BLS reported that the unemployment rate in February was 3.6 percent, animated by a 419,000 gain in the labor force. The labor force participation rate ticked up to 62.5 percent, the highest rate since March of 2020. The household survey offers a slightly different view of the February labor market than the payroll survey. In February, the survey showed a gain in unemployed workers of 242,000 against a gain in employed workers of 177,000.

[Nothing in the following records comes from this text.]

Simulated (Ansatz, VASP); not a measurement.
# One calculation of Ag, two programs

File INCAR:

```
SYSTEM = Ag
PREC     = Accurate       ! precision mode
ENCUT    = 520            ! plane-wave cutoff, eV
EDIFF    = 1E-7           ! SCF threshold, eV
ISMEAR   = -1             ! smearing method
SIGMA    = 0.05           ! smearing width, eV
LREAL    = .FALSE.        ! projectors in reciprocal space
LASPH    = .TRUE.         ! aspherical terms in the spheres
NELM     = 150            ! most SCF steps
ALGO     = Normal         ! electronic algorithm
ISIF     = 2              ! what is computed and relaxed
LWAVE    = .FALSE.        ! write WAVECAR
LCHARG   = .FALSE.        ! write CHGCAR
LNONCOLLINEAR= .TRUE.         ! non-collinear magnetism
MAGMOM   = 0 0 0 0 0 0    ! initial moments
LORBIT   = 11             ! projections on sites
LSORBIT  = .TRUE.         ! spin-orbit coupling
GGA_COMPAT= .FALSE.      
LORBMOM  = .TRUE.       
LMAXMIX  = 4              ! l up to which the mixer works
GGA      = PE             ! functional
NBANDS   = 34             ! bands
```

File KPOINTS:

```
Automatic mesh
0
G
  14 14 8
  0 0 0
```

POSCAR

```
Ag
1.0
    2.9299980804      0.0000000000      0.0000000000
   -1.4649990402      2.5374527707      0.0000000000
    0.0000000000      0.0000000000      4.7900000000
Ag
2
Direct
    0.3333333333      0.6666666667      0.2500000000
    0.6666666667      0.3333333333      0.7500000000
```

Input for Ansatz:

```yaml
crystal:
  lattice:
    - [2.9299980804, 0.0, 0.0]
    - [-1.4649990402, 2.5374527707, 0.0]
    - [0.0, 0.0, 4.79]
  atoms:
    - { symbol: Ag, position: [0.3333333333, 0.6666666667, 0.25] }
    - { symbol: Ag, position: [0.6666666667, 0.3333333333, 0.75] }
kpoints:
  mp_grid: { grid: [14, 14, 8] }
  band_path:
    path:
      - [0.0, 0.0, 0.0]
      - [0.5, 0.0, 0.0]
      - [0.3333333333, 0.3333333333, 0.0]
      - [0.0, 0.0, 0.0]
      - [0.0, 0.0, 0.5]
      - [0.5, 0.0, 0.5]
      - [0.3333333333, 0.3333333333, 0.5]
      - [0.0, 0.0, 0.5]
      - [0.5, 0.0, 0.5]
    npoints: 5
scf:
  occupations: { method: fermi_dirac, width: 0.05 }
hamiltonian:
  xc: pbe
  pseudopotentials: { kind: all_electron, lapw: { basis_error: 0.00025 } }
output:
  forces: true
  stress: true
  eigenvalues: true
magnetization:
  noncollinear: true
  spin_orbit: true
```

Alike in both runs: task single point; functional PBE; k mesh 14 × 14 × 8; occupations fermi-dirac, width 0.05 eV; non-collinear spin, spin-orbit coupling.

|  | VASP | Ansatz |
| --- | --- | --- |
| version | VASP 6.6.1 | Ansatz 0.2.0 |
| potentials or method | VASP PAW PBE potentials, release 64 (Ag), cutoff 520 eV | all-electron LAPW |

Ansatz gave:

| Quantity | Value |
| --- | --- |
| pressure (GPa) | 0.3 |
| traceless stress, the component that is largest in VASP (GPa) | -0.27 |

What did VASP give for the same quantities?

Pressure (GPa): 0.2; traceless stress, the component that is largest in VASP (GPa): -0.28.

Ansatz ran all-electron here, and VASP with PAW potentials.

The unemployment rate rose for all races; by education level, it rose for two, fell for one, and remained constant for one. By race, it rose the most for Hispanics, by 0.8 points. Asians saw a 0.6-point increase. For Blacks and Whites, it rose 0.3 points and 0.1 points, respectively. By education, it rose the most for those without a high school diploma, at 1.3 points. Those with some college or an associate degree saw a 0.3-point increase. It fell for high school graduates by 0.1 points. It remained constant for those with a bachelor’s degree or higher.

Average hourly earnings increased by 9 cents, reflecting a 4.6 percent yearly gain, and a deceleration in the monthly rate of change to 0.2 percent, which is the lowest monthly change since February 2022. Average hourly earnings for production and non-supervisory workers increased by 13 cents, for a 5.45 percent gain over the year.